By Brett Ladd, CEO Universities and Government, Sodexo North America

Social mobility is defined as the “movement of individuals, families or groups through a system of social hierarchy or stratification.” More broadly, it refers to the ability to improve one’s station in life through professional and economic progress. The concept is a prominent feature of American culture, which often depicts hard work and dedication as the avenue to success. However, these virtues may not always be enough. As the events of the past 18 months have illustrated, the roots of inequality run deep. From the far-reaching effects of systemic racism to the cyclical nature of generational poverty, sometimes it takes more than a solid work ethic to move up the socioeconomic ladder. It takes the right opportunity. 

Businesses, schools, universities, and other organizations have a responsibility to promote social mobility through programs that provide such opportunities to members of traditionally underserved or underrepresented communities. 

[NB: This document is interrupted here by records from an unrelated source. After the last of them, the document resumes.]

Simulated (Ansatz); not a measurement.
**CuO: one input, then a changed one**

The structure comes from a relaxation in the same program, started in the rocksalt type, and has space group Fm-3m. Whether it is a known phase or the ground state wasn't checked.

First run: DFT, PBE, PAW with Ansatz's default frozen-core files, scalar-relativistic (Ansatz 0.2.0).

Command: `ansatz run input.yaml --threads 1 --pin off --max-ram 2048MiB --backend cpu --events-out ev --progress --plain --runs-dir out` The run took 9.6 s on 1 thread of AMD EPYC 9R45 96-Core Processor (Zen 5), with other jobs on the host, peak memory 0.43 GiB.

The latest chapter of the President to President thought leadership series explores this issue in detail. In “Higher Education’s Responsibility to Generate Social Mobility,” DePaul University President A. Gabriel Esteban, Ph.D., shares insights about his institution’s efforts to promote success and achievement among low-income and first-generation students. Innovative programs on campus help these students explore potential career paths, identify opportunities, and develop the skills necessary to succeed in their chosen field. In addition, focused recruitment and hiring practices help ensure that DePaul University’s faculty and staff reflect a dedication to diversity and inclusion. 

Sodexo is committed to playing an active role in supporting social mobility as part of our primary mission to improve quality of life in the communities where we operate. Creating opportunities for students and employees to better their lives through professional development and career advancement are core to the company’s values. 

One example is Sodexo’s new scholarship program, created in partnership with the United Negro College Fund (UNCF). The company has committed to providing $10 million over the next 10 years to help frontline employees and their dependents pursue college degrees. Scholarships are awarded based on merit and financial need, and they are available to employees and their dependents who attend approved Historically Black Colleges and Universities (HBCUs). Helping these students afford higher education is essential to supporting social mobility, as college graduates earn an average of 70% more in their lifetimes than those with only a high school diploma. 

For students already pursuing higher education, Sodexo offers a robust campus internship program that helps them explore their interests and identify viable career options. Each semester, Sodexo employs more than 250 student interns at campuses across the country. These paid positions enable students to gain hands-on experience in fields such as nutrition, sustainability, marketing, graphic design, and business management. Interns graduate with relevant job experience as they embark on their professional journeys, and many go on to obtain full-time positions with Sodexo after graduation. The internship program serves as a springboard into rewarding careers with high earning potential, exactly the types of jobs that make social mobility possible. 

As we continue working together to address the social inequities highlighted by recent events, it is vital that we work together to find creative solutions to meet the needs of our most vulnerable community members. Are any of us perfect? No, but together businesses, universities, and communities must continue collaborating to help traditionally underserved and underrepresented students overcome barriers by providing opportunities that enable social mobility. At Sodexo, we’re all in!